This week I am going to briefly comment on a paper that uses unsupervised machine translation to improve unsupervised scoring for parallel data mining. The title of the paper is Unsupervised Multilingual Sentence Embeddings for Parallel Corpus Mining, it has authors from Charles University and the University of the Basque Country and will appear at this year’s ACL student research workshop.

The idea of the paper is quite simple. They took XLM, a BERT-like model that was trained for 100 languages using masked language modeling objective (randomly masking words in the input and predicting what the missing word is). In such a setup nothing forces the model to represent parallel sentences similarly, although it partially happens. This property dramatically improves when the model is provided with parallel sentences and trained in the same way. The model has a chance to find a translation of the masked word in the parallel sentence which forces it to represent the sentences similarly across languages. This paper basically shows that this type of supervision does not have to be really strong – synthetic data from unsupervised machine translation (which is always of rather low quality) is enough to get a large improvement.

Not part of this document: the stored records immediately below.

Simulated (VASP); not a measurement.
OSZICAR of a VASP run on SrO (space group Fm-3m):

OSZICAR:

One of the big problems of unsupervised machine translation is that it requires large amounts of monolingual data and for languages for which we have such an amount of monolingual data, there are certainly parallel to (to at least several languages) as well. This would probably be a reason to think that this paper does not show anything particularly useful. However, Table 4 of the paper shows a really interesting result. The finetuning of XLM on the synthetic parallel data improved the parallel data retrieval for other language pairs as well. This is a really interesting property. It almost seems like that the representations are almost language-neutral, waiting for the slightest training signal to align them together. What a pity that the paper does not explore this result in more detail.